Addendum is a weekly column that takes a sometimes hard, sometimes casual, sometimes irreverent yet never malicious look at some of the new or recent advertisements and comments on them.

The latest in the growing number of campaigns that seek to sensitise people about their attitudes to women is one by Breakthrough, an NGO for women’s empowerment. Called ‘Share Your Story With Your Son’, it urges women to tell their sons how they have been harassed by men.

The film shows a teenager throwing flower petals at his female neighbours from his balcony as they leave the building. His mother, who notices it as she comes out to hang out the washing, starts telling him about how some youths on a bike threw popcorn at her and asked her if they could have it back. ‘What can one do, though? You can’t drive sense into everyone!’ she says, even as the camera shows the son swallowing nervously, with guilt and surprise.

Breakthrough’s survey shows that 90 per cent of women and girls have experienced sexual harassment at least once in their lifetime. Most young men are unaware of what actually constitutes sexual harassment and their actions are usually dismissed with statements such as “boys will be boys”.

Ogilvy & Mather seems to get the tactical bits right with this educational spot – the mother seeming to ignore her son’s act so she can effectively teach him a lesson without an angry reprimand, the son’s discomfiture as realisation strikes that his mother is complaining against the same kind of behaviour he just indulged in. Breakthrough is the same NGO that ran the award-winning Bell Bajao /Ring the Bell campaign to raise awareness about domestic violence.

Setting up on your own?

OLX’s new campaign is a major departure from its earlier ones as it features buyers rather than sellers.

In one TVC, two young men discuss what they need to furnish their start-up’s office with. Chairs, tables, computers, printers … arranging the money just for this will take them a year so they decide to buy it second-hand on OLX. In the other, a newly-wed couple who marry without their families’ consent enter their home only to find that their friends have furnished it with stuff sold on OLX. It’s practical to do so when you’re starting out on your own, is the message that comes through really well in these films.

A happy brew

A couple is squabbling, and their friend, a man, is watching, as he begins to brew a celebratory pot of tea with Tata Tea’s Fusion, which comes with Assam tea and ‘enhancer’ Kenyan tea (or green) that can be customised to one’s taste.

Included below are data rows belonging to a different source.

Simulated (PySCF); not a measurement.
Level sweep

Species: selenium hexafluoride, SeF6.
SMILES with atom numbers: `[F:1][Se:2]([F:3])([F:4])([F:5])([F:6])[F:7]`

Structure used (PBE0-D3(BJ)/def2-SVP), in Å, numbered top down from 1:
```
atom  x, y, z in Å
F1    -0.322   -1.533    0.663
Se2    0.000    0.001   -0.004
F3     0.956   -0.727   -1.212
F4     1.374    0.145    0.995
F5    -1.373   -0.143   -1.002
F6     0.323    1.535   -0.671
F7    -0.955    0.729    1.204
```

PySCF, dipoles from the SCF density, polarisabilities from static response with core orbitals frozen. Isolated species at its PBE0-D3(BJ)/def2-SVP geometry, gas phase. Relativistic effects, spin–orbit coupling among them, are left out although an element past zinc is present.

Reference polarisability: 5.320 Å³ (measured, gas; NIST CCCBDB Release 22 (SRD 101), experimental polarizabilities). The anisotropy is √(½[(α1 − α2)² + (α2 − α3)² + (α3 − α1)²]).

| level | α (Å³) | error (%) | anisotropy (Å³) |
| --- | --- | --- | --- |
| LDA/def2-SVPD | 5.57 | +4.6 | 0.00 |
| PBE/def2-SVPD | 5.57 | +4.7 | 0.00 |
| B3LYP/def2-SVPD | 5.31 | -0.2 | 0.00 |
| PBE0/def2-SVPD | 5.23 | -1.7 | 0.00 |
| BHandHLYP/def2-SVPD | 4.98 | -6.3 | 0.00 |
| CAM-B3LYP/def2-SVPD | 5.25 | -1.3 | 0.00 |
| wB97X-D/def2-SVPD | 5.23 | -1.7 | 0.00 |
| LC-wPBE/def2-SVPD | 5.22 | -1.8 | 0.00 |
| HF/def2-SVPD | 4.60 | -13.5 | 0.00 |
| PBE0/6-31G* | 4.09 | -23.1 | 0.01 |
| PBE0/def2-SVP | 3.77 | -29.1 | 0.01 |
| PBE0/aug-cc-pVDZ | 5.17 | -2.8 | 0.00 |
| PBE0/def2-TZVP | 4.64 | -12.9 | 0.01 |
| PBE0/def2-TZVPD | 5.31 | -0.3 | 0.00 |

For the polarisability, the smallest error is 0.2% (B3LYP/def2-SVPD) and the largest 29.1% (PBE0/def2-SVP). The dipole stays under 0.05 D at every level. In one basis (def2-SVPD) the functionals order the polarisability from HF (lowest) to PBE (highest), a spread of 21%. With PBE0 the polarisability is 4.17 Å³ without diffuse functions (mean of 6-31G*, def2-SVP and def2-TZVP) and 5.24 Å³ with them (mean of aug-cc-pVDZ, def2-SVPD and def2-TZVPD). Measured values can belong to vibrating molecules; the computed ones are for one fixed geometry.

The woman announces she is breaking up with the guy. “You don’t even shave!” she cries. “I will change, really,” he pleads. The friend, who harbours the hope that he can move in when the other guy moves out, is ultimately disappointed to find out that the problem has been solved – his rival has shaved and the couple is back cootchie-cooing… and drinking his special tea. Lowe Lintas has made this TVC. I like the disappointed man delivering the tagline in a disgruntled-but-resigned tone. More interesting is the insight into how unruly beards get women’s goats!

The new cool

There’s this campaign, now only on digital media, for jeans and apparel brand Flying Machine’s Autumn Winter collection. It stars Arjun Kapoor, and employs this technique called stop motion animation. There are several graphics flitting convulsively all around the screen, and so is Arjun Kapoor – rather, what looks like a cutout of him. There’s a new brand ‘anthem’ called Tripping High, with a catchy beat, and the graphics aren’t bad either. It aims to reflect the “new cool”, as a press release puts it. It’s an interesting video alright that Mullen Lowe Lintas has made.